Wed | Nov 25, 2020

Path cleared for Heineken to acquire Geddes’ D&G shares

Published:Friday | October 11, 2019 | 12:10 AMMcPherse Thompson - Assistant Editor-Business
File 
The Red Stripe Jamaica brewery at Spanish Town Road, Kingston.
File The Red Stripe Jamaica brewery at Spanish Town Road, Kingston.

There is no firm undertaking whether Heineken Sweden will still acquire outstanding shareholdings in brewery and beverage company Desnoes & Geddes Limited, D&G, but the all-clear has now been given, as the Supreme Court has lifted an order preventing widow Margie Geddes from selling the stocks.

Supreme Court Justice Kissock Laing ruled that the assets of Bardi Limited, including the 84 million shares it holds in D&G, do not belong to Geddes and cannot properly form the basis of a charging order over her assets. D&G trades as Red Stripe Jamaica.

The judge discharged a provisional charging order made by Justice Courtney Daye on December 18, 2012, as varied by an order of the Court of Appeal, dated April 10, 2018, to cover 7.5 million shares in D&G held by Bardi.

He also discharged an injunction granted by Justice Daye restraining Mrs Geddes from selling the 7.5 million shares until the hearing of the application for a final charging order.

The provisional charging order and injunction were granted based on a claim filed by the law firm McDonald Millingen against Margie Geddes, the widow of D&G heir Paul Geddes, for fees for work done between 1999 and 2008. The cost of those fees in court documents showed that it amounted to just under US$1.049 million.

The provisional charging order was obtained ex parte and attached to the two and only issued ordinary shares in Bardi, and the 84 million D&G shares it held. Geddes was also barred from trading both sets of shares.

Bardi argued, however, that its shares in D&G are not jointly owned with Geddes and so it owes no debt to the law firm.

Bardi had appealed against an October 2017 decision by another judge, Justice Nicole Simmons, who refused an application to lift the provisional charging order and the injunction imposed by Justice Daye.

However, in February this year, the Court of Appeal directed that the application filed by Bardi be sent back to the Supreme Court for the issues to be resolved.

Those issues relate to the ownership of the assets registered in the name of Bardi; whether Geddes and Bardi should be considered separate legal entities; whether Geddes was acting at all material times as the alter ego of Bardi; and whether in the circumstances there should be a piercing of the corporate veil.

Justice Laing said that having examined the facts on which Millingen relied to support its assertion that Bardi is the alter ego of Mrs Geddes, “I am unable to accept that collectively they do so establish.”

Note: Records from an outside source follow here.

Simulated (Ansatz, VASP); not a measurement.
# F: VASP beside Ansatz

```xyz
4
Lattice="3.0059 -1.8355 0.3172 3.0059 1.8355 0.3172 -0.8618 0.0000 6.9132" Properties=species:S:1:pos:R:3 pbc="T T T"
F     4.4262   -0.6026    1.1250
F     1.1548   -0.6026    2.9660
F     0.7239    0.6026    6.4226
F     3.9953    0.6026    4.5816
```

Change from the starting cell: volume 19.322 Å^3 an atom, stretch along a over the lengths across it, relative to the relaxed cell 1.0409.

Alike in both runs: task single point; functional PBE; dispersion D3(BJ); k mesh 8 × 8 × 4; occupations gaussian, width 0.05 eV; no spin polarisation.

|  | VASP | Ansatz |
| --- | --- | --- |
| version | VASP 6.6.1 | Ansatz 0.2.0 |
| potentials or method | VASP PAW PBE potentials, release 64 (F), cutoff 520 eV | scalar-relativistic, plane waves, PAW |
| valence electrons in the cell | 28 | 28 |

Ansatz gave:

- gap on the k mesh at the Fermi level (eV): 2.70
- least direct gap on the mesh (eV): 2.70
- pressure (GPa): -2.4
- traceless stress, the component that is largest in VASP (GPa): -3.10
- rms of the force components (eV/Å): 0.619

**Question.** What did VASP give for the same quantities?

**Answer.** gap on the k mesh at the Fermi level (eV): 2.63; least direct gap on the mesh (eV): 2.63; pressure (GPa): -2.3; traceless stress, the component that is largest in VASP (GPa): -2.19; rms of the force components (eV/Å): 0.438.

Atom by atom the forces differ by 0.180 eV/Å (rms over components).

Accordingly, he found that there is no justification for lifting the corporate veil in this case, saying: “I find that Bardi is entitled to the usual protections afforded to a corporate entity with separate legal personality. Its assets, including the shares it holds in D&G, do not belong to Mrs Geddes and cannot properly form the basis of a charging order over the assets of Mrs Geddes.”

Justice Laing also found that Millingen’s claim for costs for fees for legal services from February 4, 2003, to May 13, 2008, was irregular. He said the claim for those fees could only have been properly made on the basis of ‘quantum meruit principles’, since the Court of Appeal had found that a contingency agreement between the parties was unenforceable. Quantum meruit denotes a reasonable sum of money to be paid for services rendered or work done when the amount due is not stipulated in a legally enforceable contract.

As a consequence, he ruled that the costs of US$1,048,807.19 imposed by the court’s registrar be set aside.

Justice Laing said he was not making a finding that Millingen is not entitled to any fees for the legal services. “I have simply found that it is not entitled to claim such fees in the manner that it has purported to do, which is by the claim in the form it has submitted to the registrar and which resulted in the registrar issuing the default costs certificate.”

Justice Laing said the bill of costs procedure used has deprived Geddes of the opportunity to defend the claim by filing a defence and/or affidavits to be considered by a judge of the Supreme Court in the usual manner pursued in ‘claim form’ or ‘fixed date claim form’ proceedings, he added.

Attorney Vincent Chen, who represented McDonald Millingen, said it’s up to his client to decide what to do next. Attorney Melissa McLeod appeared with Michael Hylton, QC, for Bardi.

The Financial Gleaner understands that there is no final word on whether Heineken will still acquire the shares. The Dutch beer maker took over D&G from then majority partner Diageo Plc in 2015.